Thursday May 14, 7pm 2015 Booksigning Paul Relis 
Out of the Wasteland: Stories From the Environmental Frontier. 
Chaucer's Books Loreto Plaza Shopping Center, 3321 State St, Santa Barbara, CA 93105

Come and welcome Paul Relis, as he signs his book, Out of the Wasteland. http://www.paulrelis.com founding Executive Director of the Community Environmental Council Paul Relis takes us on a journey of the environmental frontier, from the heady days of the birth of environmentalism in Santa Barbara, into the intricate, obfuscated but all important world of government and policy, to important new environmental technologies that can, indeed, free us from this age of oil.
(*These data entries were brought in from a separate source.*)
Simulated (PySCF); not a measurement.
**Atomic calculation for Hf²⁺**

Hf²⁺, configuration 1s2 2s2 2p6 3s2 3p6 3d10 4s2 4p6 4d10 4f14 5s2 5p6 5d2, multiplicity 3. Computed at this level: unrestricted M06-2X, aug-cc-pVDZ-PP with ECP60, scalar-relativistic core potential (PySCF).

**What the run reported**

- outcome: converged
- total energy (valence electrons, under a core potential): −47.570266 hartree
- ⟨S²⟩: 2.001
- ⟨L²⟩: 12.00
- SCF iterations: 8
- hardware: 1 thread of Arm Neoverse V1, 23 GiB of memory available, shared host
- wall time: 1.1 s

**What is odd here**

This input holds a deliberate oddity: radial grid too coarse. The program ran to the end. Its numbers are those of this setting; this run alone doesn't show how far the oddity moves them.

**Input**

Paul Relis was the founding Executive Director of one of the first regional environmental organizations in California at the young age of 23. Together with colleagues, he built the Community Environmental Council (CEC), which played a pivotal role in defining the future of Santa Barbara and the California South Coast. He has served on the California Integrated Waste Management Board, and worked in the private sector, focusing on waste- derived bioenergy. Through this work he has traveled the world in search of technologies that could end the nation's dependence on landfill and produce carbon-neutral renewable fuels.

Out of the Wasteland: Stories From the Environmental Frontier. This book encompasses my 44-year journey where I began as an activist in the wake of the infamous Santa Barbara Oil Spill in 1969, went on to found the non-profit Community Environmental Council of Santa Barbara that continues to this day, then to oversee California's solid waste and recycling laws as an executive in the California Environmental Protection Agency, and finally as an executive in a private waste/recycling company developing anaerobic digestion facilities to convert source-separated municipal organic waste to zero carbon renewable fuels. The books traces the roots of modern sustainability and provides an international view, based on work abroad, of our prospects for dealing with climate change.

Paul Relis was raised in Long Beach, California. While studying at the University of California, Santa Barbara, a massive oil spill erupted off the coast of Santa Barbara on January 28, 1969, that devastated the coastline, killed much aquatic life, and severely damaged the local economy. The oil spill was a transformative event in the history of the U.S that influenced the establishment of the U.S. Environmental Protection Agency (EPA), Earth Day and other landmark environmental programs.

The oil spill was a life changing event for Paul. He became the first executive director of a newly formed nonprofit, the Community Environmental Council CEC) at age 23. The CEC played a critical role in staving off several proposed developments that would have changed Santa Barbara forever. And, under his leadership, the CEC built visionary projects including recycling facilities, urban gardens and an urban farm, green buildings and other programs that, decades ago, presaged the core elements of sustainability today.

After twenty years of locally based work Paul took an executive position with the California Environmental Protection Agency where he helped lead the state of California’s nation leading recycling programs that have forged a multi-billion recycling industry and institutionalized recycling that touches most of California’s 38 million people.

After his government service Paul became an executive in a private company where he led efforts to deploy technology to convert municipal organic waste to renewable natural gas, a zero carbon fuel suitable for running heavy duty trucks and buses. Today the company is building one of the largest plants in North America to provide fuel for up to 400 heavy duty vehicles. This project will serve as a template for an emerging bioenergy industry that will reduce dependence on greenhouse gas producing fossil fuels and greatly reduce our reliance on methane generating landfills.

From 1996-2013 Paul taught in the Environmental Studies Department of the University of California, Santa Barbara. He is a board member emeritus of the Community Environmental Council and sits on the boards of the American Biogas Council and the Bioenergy Association of California.

Paul and his wife live in Santa Barbara, California and Taos, New Mexico. They have three children.